Over the past few months, and several hardware releases, many things have come to light with Unreal and how my test scenes behave on various hardware. Not to mention there was a major update with the release of 4.26, which changed how the Movie Render Queue functions as well as added GPU Lightmass baking. This all has led to some changes to how we’ll be benchmarking going forward. I’ll go over the new plans, and welcome any additional feedback.
The first test scene we used is an ArchViz test file created by Epic. This scene is a fantastic example of an architectural workflow. It features high-resolution materials, as well as relying on ray tracing features. The main problem with this scene is that when running at 4k with ray tracing enabled, it takes over 18GB of VRAM. This would cause any system with less than 16GB of VRAM to crash. Even if the video card in question has enough VRAM, it would at best get about 3 frames per second. At that low of a frame rate, the internal scripts would actually fail. The script is created to run for three minutes, count how many frames were rendered, then calculate the average FPS. However, if the FPS dropped too low, it would end up taking longer than three minutes and always return an average of 2.5FPS.
So what is the solution? Instead of editing every material, object, and rendering setting, I’m going to shift the focus to rasterized, and add the new GPU lightmass baking. This is still a very standard ArchViz workflow. The GPU lightmass produces excellent results, pretty close to ray tracing quality, while getting rasterized performance. Many people in various industries are really looking forward to this tool.
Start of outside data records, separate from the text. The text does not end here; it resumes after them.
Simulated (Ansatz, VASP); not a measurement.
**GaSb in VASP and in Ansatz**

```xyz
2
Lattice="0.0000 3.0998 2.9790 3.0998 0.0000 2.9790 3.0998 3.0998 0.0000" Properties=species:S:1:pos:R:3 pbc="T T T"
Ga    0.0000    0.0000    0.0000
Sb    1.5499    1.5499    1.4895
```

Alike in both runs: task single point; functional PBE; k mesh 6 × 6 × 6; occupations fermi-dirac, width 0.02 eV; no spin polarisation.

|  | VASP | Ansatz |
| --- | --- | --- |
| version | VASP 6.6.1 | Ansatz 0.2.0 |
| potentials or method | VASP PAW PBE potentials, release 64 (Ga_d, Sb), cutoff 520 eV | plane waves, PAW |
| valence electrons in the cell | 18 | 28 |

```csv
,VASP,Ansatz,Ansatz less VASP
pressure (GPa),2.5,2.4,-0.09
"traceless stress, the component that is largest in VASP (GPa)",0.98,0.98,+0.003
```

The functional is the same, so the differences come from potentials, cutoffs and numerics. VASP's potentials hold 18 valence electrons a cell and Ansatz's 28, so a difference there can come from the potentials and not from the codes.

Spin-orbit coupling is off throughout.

The next scenes are Megascans Apartment and Goddess Temple, created by Quixel and Epic. These float between something a higher end game may see, or a virtual production, or a cinematic render. These were previously only used for ray tracing, but now I’m going to add a rasterized pass to them as well. Just wanted to get another data point for rasterize performance. The other scene that I used for rasterize testing is the Virtual Studio, however, that is a basic enough scene that is often CPU limited, which skews the results.
Also with these scenes, I’d like to reintroduce the Cinematic Rendering. Previously, the Apartment scene would take roughly 3:30 for any video card to render the cinematic. Meanwhile, the Temple scene would crash any card with less than 16GB or VRAM. I’m hoping the improvements in 4.26 will make this a useful test again.
Lastly, is the Virtual Studio. This is a fairly basic scene representative of what you might see in a news or sports broadcast. The biggest problem here is that with ray tracing off, it is easily topping 200+ FPS and being bottlenecked by the CPU. This makes all video cards report virtually the same FPS.
So I’m going to drop the rasterize tests and only run this with Ray Tracing enabled. Depending on how long the overall test is taking I may add a GPU lightmass bake into here as well. This one may also be on the chopping block altogether. I originally included it because it is set up to accept an NDI video input with live greenscreen. However, this actually causes very little overhead.
In the end, there will be three rasterize passes, three ray trace passes, two cinematic renders, and one or two GPU Lightmass bakes. These changes should give a much more accurate and reliable result to our testing.
This only covers the GPU portion. There is still some work to be done with the CPU portion of the benchmark. Some of that, such as code compiling, takes a significant amount of time on lower end CPUs, so some decisions need to be made on what is worth testing. CPU is also a little complicated because depending on what you do, it could be a major bottleneck, or something you don't really run into.